During 2007, the Trust recorded an additional charge of $0.1 million for uncertain tax positions for the current year including accrued interest and penalties, which were nominal. As at December 31, 2007, the total amount of our unrecognized tax benefits was approximately $1 million, all of which, if recognized, would affect the Trust’s effective tax rate.
The income tax filings are subject to audit by taxation authorities. The following tax years remained subject to examination as at December 31, 2007, all of which are in Canadian jurisdictions: (i) ARC Energy Trust – 2000 to date, (ii) ARC Resources Ltd. – 2000 to date and (iii) ARC Oil & Gas Fund – 2000 to date. We do not anticipate any material changes to the unrecognized tax benefits previously disclosed within the next twelve months.

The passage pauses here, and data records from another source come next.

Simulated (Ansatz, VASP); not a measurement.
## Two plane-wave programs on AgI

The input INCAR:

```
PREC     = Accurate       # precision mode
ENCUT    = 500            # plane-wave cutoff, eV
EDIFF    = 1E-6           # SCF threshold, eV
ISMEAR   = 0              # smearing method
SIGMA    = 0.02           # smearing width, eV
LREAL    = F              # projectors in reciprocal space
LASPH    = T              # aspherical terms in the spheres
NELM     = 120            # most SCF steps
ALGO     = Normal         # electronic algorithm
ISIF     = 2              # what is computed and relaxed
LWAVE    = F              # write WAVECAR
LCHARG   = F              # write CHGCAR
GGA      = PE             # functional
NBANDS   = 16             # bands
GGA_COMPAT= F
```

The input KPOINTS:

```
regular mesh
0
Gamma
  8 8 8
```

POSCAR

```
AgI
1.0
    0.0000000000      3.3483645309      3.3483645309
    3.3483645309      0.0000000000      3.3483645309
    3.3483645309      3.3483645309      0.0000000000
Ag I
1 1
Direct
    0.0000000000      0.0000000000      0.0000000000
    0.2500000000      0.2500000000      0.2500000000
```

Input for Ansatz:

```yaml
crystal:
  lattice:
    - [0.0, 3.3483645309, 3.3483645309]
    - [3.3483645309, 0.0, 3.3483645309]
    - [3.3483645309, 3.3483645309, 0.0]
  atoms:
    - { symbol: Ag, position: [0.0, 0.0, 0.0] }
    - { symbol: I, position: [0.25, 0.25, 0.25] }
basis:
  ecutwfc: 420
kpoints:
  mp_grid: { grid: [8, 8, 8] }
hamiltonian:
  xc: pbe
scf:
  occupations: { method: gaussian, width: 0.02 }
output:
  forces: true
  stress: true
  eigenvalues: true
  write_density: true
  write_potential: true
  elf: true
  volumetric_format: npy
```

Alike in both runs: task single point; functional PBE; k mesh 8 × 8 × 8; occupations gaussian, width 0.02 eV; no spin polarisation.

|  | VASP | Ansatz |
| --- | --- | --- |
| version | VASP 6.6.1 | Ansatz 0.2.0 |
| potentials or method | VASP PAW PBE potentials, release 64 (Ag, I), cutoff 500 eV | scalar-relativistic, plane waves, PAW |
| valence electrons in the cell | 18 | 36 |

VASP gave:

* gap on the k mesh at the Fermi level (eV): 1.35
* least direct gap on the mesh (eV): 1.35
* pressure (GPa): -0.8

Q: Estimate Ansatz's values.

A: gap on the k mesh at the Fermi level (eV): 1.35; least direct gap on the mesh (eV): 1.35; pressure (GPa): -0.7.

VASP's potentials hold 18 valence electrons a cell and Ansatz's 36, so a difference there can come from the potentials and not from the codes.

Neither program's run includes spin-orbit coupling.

(j) In 2007 and 2006, the FASB issued new and revised standards, all of which were assessed by Management to be not applicable to the Trust with the exception of the following:
· In September 2006, the FASB issued SFAS No. 157, Fair Value Measurements, to increase consistency and comparability in fair value measurements and to expand their disclosures. The new standard includes a definition of fair value as well as a framework for measuring fair value. The standard was set to be effective for fiscal periods beginning after November 15, 2007. On December 14, 2007, the FASB issued proposed FSP FAS 157-b to defer Statement 157’s effective date for all nonfinancial assets and liabilities, except those items recognized or disclosed at fair value on an annual or more frequently recurring basis, until years beginning after November 15, 2008. This standard should be applied prospectively, except for certain financial instruments where it must be applied retroactively as a cumulative-effect adjustment to the balance of opening retained earnings in the year of adoption. The Trust is currently evaluating the impact of this standard on its financial statements.
· On February 15, 2007, the FASB issued Statement No. 159, The Fair Value Option for Financial Assets and Liabilities (SFAS 159). FAS 159 provides an entity the option to report selected financial assets and liabilities at fair value and establishes new disclosure requirements for assets and liabilities to which the fair value option is applied. The standard is effective for fiscal periods beginning after November 15, 2007. The standard requires prospective application except when an entity elects the fair value option for items existing as of the date of adoption; the difference between the carrying amount and the fair value should be included in a cumulative effect adjustment to the opening balance of retained earnings. The Trust is currently evaluating the impact of this standard on its financial statements.
· In December 2007, FASB issued Statement No. 141(R), Business Combinations and Statement No. 160, Non-controlling Interests in Consolidated Financial Statements. These statements require: more assets and liabilities assumed to be measured at fair values as of the acquisition date; liabilities related to contingent consideration to be remeasured at fair value in each subsequent reporting period; an acquirer in pre-acquisition periods to expense all acquisition-related costs; and non-controlling interests in subsidiaries initially to be measured at fair value and classified as a separate component of equity. SFAS 141(R) and 160 are effective for fiscal years beginning on or after December 15, 2008. The standard should be applied prospectively, with the exception of certain adjustments for income taxes. Statement 160 requires the entity to apply the presentation and disclosure requirements retroactively to comparative financial statements.